The famous King Ranch, down near the Gulf coast south of Corpus Christi, has been waging a battle against wind power farms planned for its area
As a proponent of wind power and other sources of energy that reduce global warming emissions, that should make me an opponent of theirs. Then again, they are also waging a battle against Texas' tradition of unregulated development--the kind of tradition that has led to dynamite blasting in residential areas and to the Helotes mulch fire. As a witness to the damaging consequences of this tradition, perhaps I should be a supporter of the King Ranch in this case.
Indeed, wind power should not have an exemption from sensible regulation, so I am sympathetic to the King Ranch's proposed legislation--at least based on my understanding of it from this article in today's Austin American-Statesman:
King Ranch Inc., the agricultural holding company that owns the South Texas ranch and other properties, is backing legislation that could choke off the boom in Texas wind energy by requiring new state regulations of wind turbines.
The state does not require permits in most cases for wind farms, which consist of hundreds of enormous turbines that generate electricity.
That would change under House Bill 2794, sponsored by Rep. Robert Puente, D-San Antonio. The bill would require the Texas Commission on Environmental Quality to establish a permit process to take into account the environmental consequences of wind turbines and whether the noise they create — or just the fact they're part of a once-unspoiled view — interferes with the property rights of nearby landowners.
King Ranch has been fighting a proposed coastal wind project in Kenedy County, just east of its ranch, that would place 267 turbines along the Gulf's Laguna Madre.
"People need to take a deep breath and think a little," Jack Hunt, CEO of King Ranch Inc., said about the Texas wind rush. "It's a frenzy."

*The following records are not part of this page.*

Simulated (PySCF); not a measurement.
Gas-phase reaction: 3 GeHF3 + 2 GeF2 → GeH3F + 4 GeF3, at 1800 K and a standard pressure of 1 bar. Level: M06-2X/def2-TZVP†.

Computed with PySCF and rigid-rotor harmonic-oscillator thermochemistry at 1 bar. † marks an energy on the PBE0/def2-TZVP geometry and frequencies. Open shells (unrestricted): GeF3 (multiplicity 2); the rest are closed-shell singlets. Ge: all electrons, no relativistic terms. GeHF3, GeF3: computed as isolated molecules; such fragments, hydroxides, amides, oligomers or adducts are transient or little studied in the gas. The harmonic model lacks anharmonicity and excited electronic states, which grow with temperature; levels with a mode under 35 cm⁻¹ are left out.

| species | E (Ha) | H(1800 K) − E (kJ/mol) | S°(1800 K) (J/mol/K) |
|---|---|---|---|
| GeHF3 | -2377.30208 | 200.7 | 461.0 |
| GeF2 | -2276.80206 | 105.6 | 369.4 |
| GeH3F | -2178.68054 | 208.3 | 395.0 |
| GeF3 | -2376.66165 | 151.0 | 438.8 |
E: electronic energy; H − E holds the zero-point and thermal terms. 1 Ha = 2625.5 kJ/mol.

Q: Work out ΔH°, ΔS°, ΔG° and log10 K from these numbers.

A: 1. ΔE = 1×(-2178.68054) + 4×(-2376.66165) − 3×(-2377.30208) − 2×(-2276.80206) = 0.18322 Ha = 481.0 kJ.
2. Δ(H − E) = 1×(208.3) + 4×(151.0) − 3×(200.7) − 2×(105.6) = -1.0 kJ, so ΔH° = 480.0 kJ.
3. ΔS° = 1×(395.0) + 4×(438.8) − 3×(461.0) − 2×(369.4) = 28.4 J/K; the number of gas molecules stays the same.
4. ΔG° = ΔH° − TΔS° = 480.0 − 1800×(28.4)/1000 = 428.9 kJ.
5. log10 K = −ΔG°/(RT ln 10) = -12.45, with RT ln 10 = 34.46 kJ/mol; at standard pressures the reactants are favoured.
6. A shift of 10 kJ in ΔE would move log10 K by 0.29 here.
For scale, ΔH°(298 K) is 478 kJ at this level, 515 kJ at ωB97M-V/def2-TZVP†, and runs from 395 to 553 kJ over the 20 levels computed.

I suspect that, in the end, such a permit process would still permit most of the wind farms to be built. But it would allow ill-conceived plans to be prevented.
Like most land use regulation attempts in Texas, however, it looks like this bill stands little chance in our developer-friendly legislature.
Texas Land Commissioner Jerry Patterson said opponents of wind energy won't succeed in the Legislature, either.
"The bill is dead because no one wants to pass it," said Patterson, who has leased state land for big offshore wind projects to generate more revenue for public education. "This is the King Ranch versus the rest of Texas."
Patterson said the idea of siting requirements for wind turbines "is not completely outside the realm of good public policy" and is worth studying.
"But this bill isn't about being reasonable," he said.
Patterson may be correct that this isn't reasonable legislation, though I suspect his reasons for thinking so are not the same as mine.
The problem is not that wind turbines are exempt from sensible land use regulations, but that virtually no one is subject to sensible land use regulation. While in principle this legislation sounds like an excellent idea, wind farms strike me as far down the priority list on this matter.